Goleta's newly elected officials are sworn in by City Clerk Deborah Lopez on December 12, from left, Mayor Paula Perotte and councilmembers Roger Aceves and James Kyriaco.

Laughter and applause filled the Goleta City Council chambers Wednesday evening as the packed room heard speakers say “come back soon” to an outgoing councilmember and City Clerk Deborah Lopez swear in the newly elected members. November’s voters kept Roger Aceves on the dais and added James Kyriaco as councilmember, both of whom ran unopposed, and they voted in Paula Perotte as mayor over Michael Bennett. Councilmember Kyle Richards was unanimously chosen to be mayor pro tempore by the newly installed council. Unexpectedly, though, the night belonged to Michael Bennett.

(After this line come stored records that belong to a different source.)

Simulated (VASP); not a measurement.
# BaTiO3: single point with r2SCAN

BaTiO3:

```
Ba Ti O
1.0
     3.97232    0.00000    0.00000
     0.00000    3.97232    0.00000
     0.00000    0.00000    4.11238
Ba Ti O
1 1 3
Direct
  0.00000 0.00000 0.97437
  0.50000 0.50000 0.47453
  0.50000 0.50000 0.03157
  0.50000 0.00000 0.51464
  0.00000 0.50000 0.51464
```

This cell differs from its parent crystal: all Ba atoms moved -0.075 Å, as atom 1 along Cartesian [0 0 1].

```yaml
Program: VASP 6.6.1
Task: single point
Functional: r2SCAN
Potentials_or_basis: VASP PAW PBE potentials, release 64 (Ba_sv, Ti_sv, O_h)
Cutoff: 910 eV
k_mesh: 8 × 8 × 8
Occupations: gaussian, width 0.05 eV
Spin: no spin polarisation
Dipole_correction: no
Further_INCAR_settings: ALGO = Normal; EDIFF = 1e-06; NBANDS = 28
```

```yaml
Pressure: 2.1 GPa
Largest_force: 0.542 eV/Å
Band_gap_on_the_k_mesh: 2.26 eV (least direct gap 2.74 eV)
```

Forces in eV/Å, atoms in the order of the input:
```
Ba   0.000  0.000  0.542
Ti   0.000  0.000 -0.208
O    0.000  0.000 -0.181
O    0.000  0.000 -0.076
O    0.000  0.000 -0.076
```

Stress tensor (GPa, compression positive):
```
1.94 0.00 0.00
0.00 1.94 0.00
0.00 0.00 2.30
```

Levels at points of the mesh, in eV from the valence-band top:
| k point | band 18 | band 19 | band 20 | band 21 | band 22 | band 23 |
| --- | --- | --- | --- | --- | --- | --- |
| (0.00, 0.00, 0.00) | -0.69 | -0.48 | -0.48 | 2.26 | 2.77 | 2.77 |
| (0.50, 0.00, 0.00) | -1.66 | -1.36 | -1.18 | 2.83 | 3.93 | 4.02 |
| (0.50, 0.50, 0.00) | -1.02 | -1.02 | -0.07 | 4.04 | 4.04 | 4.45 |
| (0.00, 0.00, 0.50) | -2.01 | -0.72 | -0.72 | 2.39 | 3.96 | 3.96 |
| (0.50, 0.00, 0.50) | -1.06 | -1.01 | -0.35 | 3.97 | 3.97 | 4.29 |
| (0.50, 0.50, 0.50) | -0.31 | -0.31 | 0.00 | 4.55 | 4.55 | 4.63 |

Actually elected Goleta’s mayor in 1993 before there was a city, Bennett received farewell gifts — a train clock produced a “wow!” and a smile — and accolades for his many years as a councilmember and longer service as a firefighter. Most speechmakers recognized the history Bennett had participated in and influenced, from new train service and the envisioned station to the victory of denying a renewal for the Venoco marine terminal. To a man and woman, each speaker praised Bennett’s memory for history, which “sure as heck” proved to be accurate, marveled Councilmember Roger Aceves. Many described the asset Bennett’s historical recall proved to be, especially on lobbying trips to Sacramento or D.C., but when his turn came, Bennett spoke of his concern for the future.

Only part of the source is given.